How does Hellevig try to support his ridiculous claim of fivefold increase? He relies on unsourced per capita GDP figures which use GDP data different from that relied upon by the World Bank and which totally ignore Russia's plummeting population. If Russia's economy stays the same size (chiefly because the amount of oil produced remains the same and the price of oil skyrockets) and its population falls, then per capita GDP figures will of course rise. Russia loses up to 1 million people from its population each year. During the first five years of the Putin administration, Russia's average adult life expectancy decreased from 66.1 to 65.2 years (as reported by Reuters, citing the United Nations). Russia's UN human development score fell from 60 in 2000 to 65 in 2004. Its corruption score fell from 82 to 121 (as reported by Reuters, citing Transparency International). Millions of people were lost from the population, yet the price of oil skyrocketed, filling Russia's state coffers with cash and papering over the utter failure of the Putin regime.

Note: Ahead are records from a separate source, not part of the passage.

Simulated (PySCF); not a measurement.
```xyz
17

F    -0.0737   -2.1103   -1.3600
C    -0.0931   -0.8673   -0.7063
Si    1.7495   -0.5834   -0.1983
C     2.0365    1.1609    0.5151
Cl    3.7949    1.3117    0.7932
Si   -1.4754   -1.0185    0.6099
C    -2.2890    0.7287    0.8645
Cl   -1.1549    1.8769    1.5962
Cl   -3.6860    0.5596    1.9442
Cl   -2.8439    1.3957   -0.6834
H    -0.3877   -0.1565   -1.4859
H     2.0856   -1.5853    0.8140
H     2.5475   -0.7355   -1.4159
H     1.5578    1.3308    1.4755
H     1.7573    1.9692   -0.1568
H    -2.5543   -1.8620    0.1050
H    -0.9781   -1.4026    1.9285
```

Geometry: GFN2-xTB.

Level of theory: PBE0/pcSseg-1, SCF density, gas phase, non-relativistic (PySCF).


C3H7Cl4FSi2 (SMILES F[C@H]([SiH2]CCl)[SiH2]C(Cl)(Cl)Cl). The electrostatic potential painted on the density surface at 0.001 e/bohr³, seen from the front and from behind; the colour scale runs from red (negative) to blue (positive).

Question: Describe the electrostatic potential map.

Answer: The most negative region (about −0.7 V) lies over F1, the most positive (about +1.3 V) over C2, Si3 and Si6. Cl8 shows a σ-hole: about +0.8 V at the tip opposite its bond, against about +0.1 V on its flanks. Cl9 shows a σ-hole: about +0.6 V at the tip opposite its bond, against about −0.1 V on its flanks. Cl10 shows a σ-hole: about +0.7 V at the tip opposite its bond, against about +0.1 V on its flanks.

What does Hellevig have to say about Russia's oil revenues? He says this:

The critics of Russia argue that the economic upsurge is exclusively "oil-driven", that Russia simply enjoys "windfall revenues" from export of oil, gas and raw materials buoyed by surging world market prices. These anti-evolutionist critics of Putin's reforms forget that the raw materials have been on Russian soil for ever, but it is only now under Putin's leadership that they bring unprecedented growth and prosperity to the country. Putin did not create the raw materials; he created the conditions for a democratic market economy that can make use of the natural resources to fuel the economy. It is through consistent and well-thought-out economic and social reforms and the strengthening of statehood that the economy has taken off. Therefore when we put aside all the maneuvers to paint Russia in black we will be reminded that during Putin's presidency Russia has been put on right track with a solid foundation for a competitive democratic market economy.

In other words, utter gibberish and a pathetic smokescreen. Does he really think anyone could be fooled by such empty rhetoric, totally devoid of substance? Well, how long were we fooled by Soviet propaganda? Russia's oil production is a constant, it has not dramatically increased under Putin. The price of oil has risen stratospherically on world markets, and Putin had absolutely nothing to do with that. There is not one single shred of evidence cited in Hellevig's article that Russia's oil revenues are larger because of Putin. Putin has no legitimate academic credentials in market economics (his PhD thesis was famously plagiarized) and no experience whatsoever in the world of capitalism before becoming prime minister, much less any knowledge of the oil industry. He was a career spy and then a functionary of the local government in St. Petersburg. It's simply hallucinogenic to suggest that he miraculously came up with polices that brought economic boom times to Russia

Hellevig states that Russia has the lowest income tax rate on an income of $30,000 in Europe, 13%, with the highest being Belgium at 40%, again relying on unspecified data (this time from his own firm). He ignores the fact that the number of people with incomes of $30,000 in Russia is utterly miniscule compared to the number of such people in Belgium. An income of $30,000 is six times the national average in Russia, equivalent to an income of $180,000 in the United States. In other words, his point is actually that Russia taxes its rich at a lower rate than Belgium taxes its middle class. He makes this point because to talk about the average Russian income would be humiliating: Belgium has an exemption from taxes on income below $6,000. Its tax rate on that much income is zero, meaning Russia's regressive flat tax of 13% on all incomes would be 13 times higher than Belgium's. Despite having such high tax rate on marginal income, Belgium ranks #17 on the Heritage Foundation's Index of Economic Freedom, which measures and ranks 161 countries across 10 specific freedoms, things like tax rates and property rights. Russia, despite having such an allegedly low one and despite having a flat tax system of which the conservative Heritage people are enamored, ranks #121 on the Index.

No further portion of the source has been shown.